Showing posts with label temper tantrums. Show all posts
Showing posts with label temper tantrums. Show all posts

Wednesday, June 27, 2012

Otis is a Bully. Our Trip to the Museum.

Otis woke up from his nap yesterday in a funk.  Days like that, I know to leave the house as soon as possible to get his mind off whatever is making him crabby.  Usually a walk or a trip to the store will be enough to turn his mood.  Yesterday we decided to go to the Public Museum. 

It did not go well. 

As soon as we got there, Otis did not want to be in the stroller.  Which is fine, run off some steam, go look and explore.  Except he didn't want to walk, either.  He'd go all jelly legs and throw his head back.  So I set him down on the floor, where he commenced the temper tantrum.  This happened at least four times.  It seems the only thing he wanted to do was push the stroller, which is too high for him to reach the handle.  Which does not matter to a one and a half year old, he wants what he wants and he wants it RIGHT NOW

At one point, there was a group of school kids nearby.  An 8 year old boy came up near where Otis was screaming.  Otis looked up at him, stood up, and gave a mighty push right in the poor kid's stomach.  My baby don't take no shit!  The kid looked a little dumbfounded, like "did I just get beat up by a baby??"  I think that was the point we decided to leave.  We have a membership, we can always go back some other day...

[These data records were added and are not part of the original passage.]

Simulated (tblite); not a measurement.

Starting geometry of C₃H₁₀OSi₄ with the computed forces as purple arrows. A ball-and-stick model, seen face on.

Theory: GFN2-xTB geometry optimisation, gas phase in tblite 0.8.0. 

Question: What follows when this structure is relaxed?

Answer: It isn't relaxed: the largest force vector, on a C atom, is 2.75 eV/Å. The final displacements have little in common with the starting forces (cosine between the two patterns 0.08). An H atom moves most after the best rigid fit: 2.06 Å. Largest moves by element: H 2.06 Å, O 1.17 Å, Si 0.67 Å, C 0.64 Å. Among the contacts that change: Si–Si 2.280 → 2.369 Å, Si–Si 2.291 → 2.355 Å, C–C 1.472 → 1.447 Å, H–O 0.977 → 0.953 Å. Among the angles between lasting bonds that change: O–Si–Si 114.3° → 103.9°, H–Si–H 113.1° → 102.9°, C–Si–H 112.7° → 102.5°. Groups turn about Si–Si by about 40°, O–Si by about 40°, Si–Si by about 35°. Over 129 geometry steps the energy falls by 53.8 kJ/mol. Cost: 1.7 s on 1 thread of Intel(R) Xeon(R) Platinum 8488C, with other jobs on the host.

I am a little worried, for real, about how to deal with Otis.  He is very frustrated lately about not being able to communicate.  We tried signing with him like we did with Ingrid, but he just never did it.  So now we are faced with grunts and points and lots of mad tears.  I feel for him, I do, it must suck to want something and have no way of getting your point across.  But I can't take much more of this hitting, shoving, kicking, and tantrums, and I know it's only gonna get worse.  Terrible Twos are real, ya'll.  I've been there.  I remember thinking Ingrid was being a brat and then she turned two and it was game on.  I'm scared for my future.

Anyway, we did have a little fun while at the museum.  Ingrid got a butterfly to land on her in the butterfly garden.  She thought it was cool at first but quickly decided she wanted it off right now.
  She also enjoyed the Streets of Old Milwaukee section, which has always been my favorite, too.  I felt kind of bad, she was having a good time and then little bro acted up and we had to go.  Boo.
Here's hoping today will be better.

Wednesday, January 4, 2012

Homeschooling After All

Ingrid is home right now, playing with fabric and her stuffed animals.  We just did puzzles together and read in bed while Otis is napping.  She's not sick, it's not a day off.  We just didn't send her back to school after the holiday break.  I couldn't be happier.

The past month or so has been very trying.  Lots of temper tantrums and crying, lots and lots of yelling on all of our parts.  I felt a real disconnect and was just not happy.  I didn't understand why my daughter was acting out, why our house felt so stressful, why my life felt like nothing was getting done. 

And then we had the holiday break, and after our travels to MI and the kids getting over sickness (more or less) things calmed down.  We had our nice slow mornings of coffee, breakfast, playing, reading, games, and happiness.  Otis' naptime was time for Ingrid and I to spend together, or for her to have rest time and me to get things done.  There was peace in the house, there were so few temper tantrums I've almost forgotten how horrible they were.  Tears are still there sometimes, but only when it's time to eat or rest. 

So when school started back up again, we just decided not to send her back.  Instead, we painted.



And then threw the kids in the bath with some shaving cream to "paint" with.

And did more puzzles.


And went to story time, which Otis LOVED!  He thought singing songs and clapping hands was pretty okay. 

We'll try again in the fall, but if it gets back to being that stressful, forget it.  I used to wonder if I could be a homeschooler, if I had the patience, or could follow through with it, but now I know I can do it if it's what's right for us.